This article was originally published here.
Emmitsburg, Md. — Upon an initial glance, Barbara Motter’s needlework portrait depicts an idyllic scene of rustic, rolling hills and the valley of Emmitsburg, Maryland, providing a snapshot into early-19th-century life. In center frame is the “White House” of St. Joseph’s School — the first free U.S. Catholic school for female education staffed by religious women — of which Motter attended in the mid-1800s.
On a closer examination, among the flowers and other design elements, is a prominently placed white steepled structure — most likely the Emmitsburg Lutheran Church, which is fitting because Motter was a Lutheran attending a Catholic school.

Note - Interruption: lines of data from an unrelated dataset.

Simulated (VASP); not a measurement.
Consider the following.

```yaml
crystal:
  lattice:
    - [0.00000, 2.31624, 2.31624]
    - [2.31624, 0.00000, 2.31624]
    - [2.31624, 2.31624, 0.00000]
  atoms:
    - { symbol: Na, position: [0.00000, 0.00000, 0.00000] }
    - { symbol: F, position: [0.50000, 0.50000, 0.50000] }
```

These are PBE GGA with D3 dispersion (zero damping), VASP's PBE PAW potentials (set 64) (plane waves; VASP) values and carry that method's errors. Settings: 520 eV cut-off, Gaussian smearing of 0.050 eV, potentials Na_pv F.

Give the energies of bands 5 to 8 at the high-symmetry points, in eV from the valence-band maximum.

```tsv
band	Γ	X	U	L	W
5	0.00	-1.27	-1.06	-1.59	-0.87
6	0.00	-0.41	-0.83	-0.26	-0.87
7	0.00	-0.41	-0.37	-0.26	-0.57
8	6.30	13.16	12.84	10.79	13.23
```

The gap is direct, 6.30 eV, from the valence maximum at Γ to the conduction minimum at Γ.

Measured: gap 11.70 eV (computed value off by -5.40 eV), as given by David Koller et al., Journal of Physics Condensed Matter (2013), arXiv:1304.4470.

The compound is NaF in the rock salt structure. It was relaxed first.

Motter’s work is one of more than 20 pieces — dating from the early 1800s to the 1870s — that will be featured in “Fancywork: Early American Needlework from St. Joseph’s School,” an exhibit at the new $4-million museum at the National Shrine of St. Elizabeth Ann Seton. The museum and visitors center, which opens Sept. 22, tells the life story of Mother Seton through an immersive experience, examining her impact as the first native-born American to be canonized. The museum will feature state-of-the-art exhibits with artifacts, personal writings, digital interactive exhibits and hands-on activities for all ages.
The shrine, which attracts more than 50,000 people a year, is located on the site that Mother Seton started the first congregation of sisters in the U.S. and the first Catholic school for girls. The grounds still include the “White House,” the building in which Mother Seton lived, taught and worshipped, and a basilica that is home to her tomb. The shrine offers activities throughout the year, including its Junior History Interpreters program, in which volunteers — ages 8-16 — play real historical characters of St. Joseph’s School who share “their” lives and interact with guests.